The town of Kershaw, barely inside the southern boundary of Lancaster County, did not come into existence until 1887. That year, the Charleston, Cincinnati, and Chicago Railway (popularly known as the "3Cs") made a deal to locate a depot on some cut-over timber land owned by Capt. James Vergil Welsh in exchange for every other lot in the town's business section.

The first building in town was the railroad depot which served not only lumber, turpentine and farming trade but also the nearby Haile Gold Mine, the largest gold mine in the eastern United States.

Business boomed. People moved in faster than houses could be built.

By 1900, there were 1,500 inhabitants, 27 stores, 2 banks, 5 churches, a large planing mill and numerous shops. The citizens regularly brought in clay "packing it down securely and nicely till they have made them [streets and sidewalks] as good as macadamized streets."

The town's all wood store buildings went up in flames on the night of November 14, 1917. A majority of the buildings in a 4-block area burned to the ground.

The 1917 fire was not the first disaster faced by the town of Kershaw. In 1908 there was a boiler explosion at Haile Gold Mine, followed by a series of disasters that caused the closing of the mine in 1912. By that time, most of the timber had been cut. The town cast around for a replacement industry.
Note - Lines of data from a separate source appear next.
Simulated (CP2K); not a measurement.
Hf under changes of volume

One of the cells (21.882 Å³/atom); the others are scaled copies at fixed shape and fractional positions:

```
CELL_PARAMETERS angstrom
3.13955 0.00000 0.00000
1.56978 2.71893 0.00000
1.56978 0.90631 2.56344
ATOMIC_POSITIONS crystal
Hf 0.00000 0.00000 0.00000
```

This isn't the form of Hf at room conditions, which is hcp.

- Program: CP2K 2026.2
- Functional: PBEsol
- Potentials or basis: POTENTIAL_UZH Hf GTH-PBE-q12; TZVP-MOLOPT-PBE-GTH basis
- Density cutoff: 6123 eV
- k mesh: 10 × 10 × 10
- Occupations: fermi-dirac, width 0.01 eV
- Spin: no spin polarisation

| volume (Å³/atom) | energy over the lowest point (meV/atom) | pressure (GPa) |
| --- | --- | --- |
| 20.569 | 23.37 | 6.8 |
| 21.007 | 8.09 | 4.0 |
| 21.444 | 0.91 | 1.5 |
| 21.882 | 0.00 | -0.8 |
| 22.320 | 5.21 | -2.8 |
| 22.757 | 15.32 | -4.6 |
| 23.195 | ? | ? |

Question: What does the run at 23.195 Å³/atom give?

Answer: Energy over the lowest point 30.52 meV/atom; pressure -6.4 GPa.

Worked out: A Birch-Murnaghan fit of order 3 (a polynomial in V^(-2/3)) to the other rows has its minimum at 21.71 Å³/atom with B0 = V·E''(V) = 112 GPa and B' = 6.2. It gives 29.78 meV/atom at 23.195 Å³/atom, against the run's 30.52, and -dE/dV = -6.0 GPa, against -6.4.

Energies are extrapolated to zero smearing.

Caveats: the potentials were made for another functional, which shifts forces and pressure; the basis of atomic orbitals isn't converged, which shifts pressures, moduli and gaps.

Kershaw's leading citizens decided to build a cotton mill, but couldn't finance it on their own. Leroy Springs of Lancaster already had a large cotton mill and was a long-time partner of Kershaw's John T. Stevens in a number of business interests. They owned the large Stevens-Springs Mercantile Company, one of the banks, and a cotton oil mill together. Colonel Springs bought a large amount of stock in the new company and became the Kershaw Cotton Mills' president, with Stevens becoming the vice-president.

The Kershaw Cotton Mill employed around 800 people who lived both in company housing and on nearby farms. The mill prospered until the Great Agricultural Depression began in 1921. In spite of the long depression era, the mill never closed and boomed again when World War II created a demand for its products.

The town was named for a Civil War general, Joseph B. Kershaw, and straddled the boundary line of Lancaster County and Kershaw County (named for an earlier Joseph Kershaw who was a Revolutionary War hero).

When Kershaw and Lancaster County were created in 1785, the boundary line between the two was a considerable distance to the south of its placement in 1791 when the legislature enacted a law stating the boundaries of Kershaw's county court.

In 1905 some Kershaw citizens, unhappy with Lancaster County's higher taxes, contended that the boundary line was inaccurately surveyed and the town of Kershaw should all be inside Kershaw County. After several years of fighting among the legislative delegations, a compromise was made. In 1907 each county got about one-half of the business section.

Over the years more business (including cotton mill properties) and the schools were built on the Lancaster side of the line. Starting in 1954, Lancaster County began a drive to annex all of the town.

In 1977, 90 years after Colonel Welsh made his deal with the 3Cs railroad, the state legislature enacted a law changing the boundary line which gave Lancaster County 66 additional square miles and placed all of the town of Kershaw in Lancaster County.